MODULE 1 OF 5 · APPLIED

Data Pipelines and the Medallion Pattern

45 min read 3 outcomes Interactive quiz

By the end of this module you will be able to:

Describe the bronze, silver, and gold layers of the medallion architecture and explain what transformations occur at each tier
Explain change data capture as a mechanism for near-real-time ingestion without full table scans, and name the tools that implement it
Select appropriate orchestration and data quality tooling for a given pipeline SLA requirement

Server infrastructure representing a production data pipeline processing tax transactions (photo on Unsplash)

Real-world programme · HMRC Making Tax Digital · 2019 to present

10 billion transactions. One pipeline failure. 12 million businesses unable to file.

HMRC's Making Tax Digital programme processes over 10 billion VAT transactions per year. Before MTD, VAT reconciliation was done quarterly with paper returns filed by post. MTD required building a near-real-time pipeline: source accounting software submitting via API, validation against HMRC's business rules, ingestion into the HMRC data lake, compliance checks, and publication to the digital tax account.

Any failure at any stage meant businesses could not file their VAT return. A data quality issue in the validation layer could silently reject valid submissions. A pipeline that ran successfully but produced incorrect figures could trigger compliance investigations against businesses that had done nothing wrong. At 10 billion transactions a year, the error rate that is acceptable in a prototype becomes a six-figure support burden in production.

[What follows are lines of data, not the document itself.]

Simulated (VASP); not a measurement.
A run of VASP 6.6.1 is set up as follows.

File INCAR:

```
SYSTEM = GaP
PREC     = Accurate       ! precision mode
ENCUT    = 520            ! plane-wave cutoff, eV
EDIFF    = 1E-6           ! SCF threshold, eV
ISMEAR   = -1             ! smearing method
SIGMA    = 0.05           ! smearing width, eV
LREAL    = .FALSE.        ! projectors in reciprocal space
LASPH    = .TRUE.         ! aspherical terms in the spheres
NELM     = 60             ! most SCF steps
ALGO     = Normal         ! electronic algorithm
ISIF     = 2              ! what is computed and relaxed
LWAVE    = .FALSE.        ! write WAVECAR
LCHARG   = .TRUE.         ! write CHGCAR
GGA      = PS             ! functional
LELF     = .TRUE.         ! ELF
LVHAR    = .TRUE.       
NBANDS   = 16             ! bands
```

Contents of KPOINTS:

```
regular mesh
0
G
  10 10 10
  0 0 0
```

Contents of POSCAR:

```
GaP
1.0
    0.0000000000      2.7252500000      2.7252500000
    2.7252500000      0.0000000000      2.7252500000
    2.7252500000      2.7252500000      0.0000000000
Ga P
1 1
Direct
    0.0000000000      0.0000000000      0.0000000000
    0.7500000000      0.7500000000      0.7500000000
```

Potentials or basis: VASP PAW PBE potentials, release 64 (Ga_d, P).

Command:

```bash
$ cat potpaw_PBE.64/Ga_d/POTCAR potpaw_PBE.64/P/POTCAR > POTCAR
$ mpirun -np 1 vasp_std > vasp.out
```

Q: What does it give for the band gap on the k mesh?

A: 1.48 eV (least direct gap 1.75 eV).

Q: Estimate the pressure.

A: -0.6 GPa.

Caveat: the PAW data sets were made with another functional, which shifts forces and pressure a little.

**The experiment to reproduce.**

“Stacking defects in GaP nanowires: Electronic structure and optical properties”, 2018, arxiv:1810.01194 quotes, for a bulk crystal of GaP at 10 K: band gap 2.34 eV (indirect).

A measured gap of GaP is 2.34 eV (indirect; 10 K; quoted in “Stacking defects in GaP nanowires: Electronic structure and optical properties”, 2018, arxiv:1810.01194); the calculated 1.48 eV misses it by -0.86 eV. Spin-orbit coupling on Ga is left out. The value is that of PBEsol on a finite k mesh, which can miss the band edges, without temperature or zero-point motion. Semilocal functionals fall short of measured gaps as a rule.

The previous module covered the governance and risk frameworks that sit around digital systems. This module goes inside one of the most critical infrastructure components of any digital programme: the data pipeline. The medallion architecture is the pattern that makes pipelines of this scale maintainable, auditable, and recoverable.

When 10 billion transactions depend on your pipeline, what does a data quality failure actually cost?

With the learning outcomes established, this module begins by examining what a data pipeline is in depth.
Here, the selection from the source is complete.